FIRST-PERSON: Extraterrestrials & our search for God
AMARILLO, Texas (BP) -- Recent news about the United States' Advanced Aviation Threat Identification Program (AATIP)-- aimed at investigating "unexplainable" incidents in the skies -- causes many people to wonder whether intelligent beings exist outside of Earth.
While many of us roll our eyes at the suggestion of little green men flying around outside our solar system, it is not a universal skepticism. For some people the hope is that we are not alone and that if we look hard enough we can find a way to communicate with our non-human neighbors.
The government's AATIP program has been funded for years without widespread public knowledge, according to reports by major media outlets such as The New York Times. While there's a bit of a stigma in America associated with searching for extraterrestrials, interestingly it is not prevalent in other countries. The Chinese government has publicly invested $185 million to build the largest satellite dish in the world, 400 meters wider than its American counterpart. Located in the mountains of China, the satellite is not devoted to national security or better cellular signals. Its purpose is to attempt first contact with extraterrestrial intelligence.

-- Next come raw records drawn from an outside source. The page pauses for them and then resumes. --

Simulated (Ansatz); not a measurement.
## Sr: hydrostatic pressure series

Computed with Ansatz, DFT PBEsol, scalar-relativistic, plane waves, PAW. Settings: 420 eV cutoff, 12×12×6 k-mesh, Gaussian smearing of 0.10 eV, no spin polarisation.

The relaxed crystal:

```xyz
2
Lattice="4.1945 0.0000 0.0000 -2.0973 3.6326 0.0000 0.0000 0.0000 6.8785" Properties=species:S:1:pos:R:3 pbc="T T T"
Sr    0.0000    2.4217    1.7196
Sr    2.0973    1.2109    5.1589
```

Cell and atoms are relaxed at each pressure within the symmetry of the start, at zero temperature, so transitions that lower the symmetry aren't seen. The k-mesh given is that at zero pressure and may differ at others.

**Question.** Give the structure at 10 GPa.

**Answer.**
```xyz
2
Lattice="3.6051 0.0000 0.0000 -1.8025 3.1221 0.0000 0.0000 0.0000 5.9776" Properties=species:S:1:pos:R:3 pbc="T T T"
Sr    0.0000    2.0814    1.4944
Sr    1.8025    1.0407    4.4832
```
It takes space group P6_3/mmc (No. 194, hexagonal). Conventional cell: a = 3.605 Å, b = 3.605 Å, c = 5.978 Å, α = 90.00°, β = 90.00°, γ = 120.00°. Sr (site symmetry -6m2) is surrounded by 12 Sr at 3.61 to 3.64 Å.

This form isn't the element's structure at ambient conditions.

China's leaders may have political and economic reasons to search for life in space, but for many people the belief in and search for intelligence beyond Earth is akin to religion.
Commenting on the Chinese satellite dish, author Ross Anderson noted in The Atlantic that the scientific community's search for extraterrestrials "is motivated by deep human desires for connection and transcendence. It concerns itself with questions about human origins ... about our future in this universe."
People have had the same desire for centuries. Our ancestors built temples, made sacrifices and devoted their lives to the deity or movement they believed would satisfy their hunger for spiritual experiences. Today, we buy bigger houses, invest more in ourselves and skip from one philosophy to the next, all to no avail.
Ed Ames captures the plight of humanity's search in his song, "Who will Answer?" when he asks, "Is our hope in walnut shells worn 'round the neck with temple bells, or deep within some cloistered walls where hooded figures pray in halls? Or crumbled books on dusty shelves, or in our stars, or in ourselves? Who will answer?"
We have the answer. In fact the answer is found on many a dusty bookshelf. Sadly, while people are willing to spend millions of dollars and search endlessly both on Earth and among the stars for a spiritual connection, the answer sits nestled on countless bookstore shelves, collecting dust between the Koran and books about the latest religious fad.
Ironically, as the Bible rests between books about reaching out to God, it waits to proclaim to its reader the freedom we can receive from the one true God who came down to us. While we have used our human resources to invent every imaginable explanation for our existence and how to make it meaningful, God's Word tells us that the spiritual connection we desire is waiting for us if we will only have a relationship with Him.
He didn't create us and then leave us to search endlessly for Him. He came down to us, lived among us and sacrificed Himself in order to pave the way for an eternal relationship. As Christians, we have the message of life not only on our shelves but also in our hearts, and we are God's plan to spread that message to the people who do not yet know Him. Let us renew our commitment to sharing the Gospel this year so that our neighbors can stop looking to the stars for answers, and start looking to the God who created them.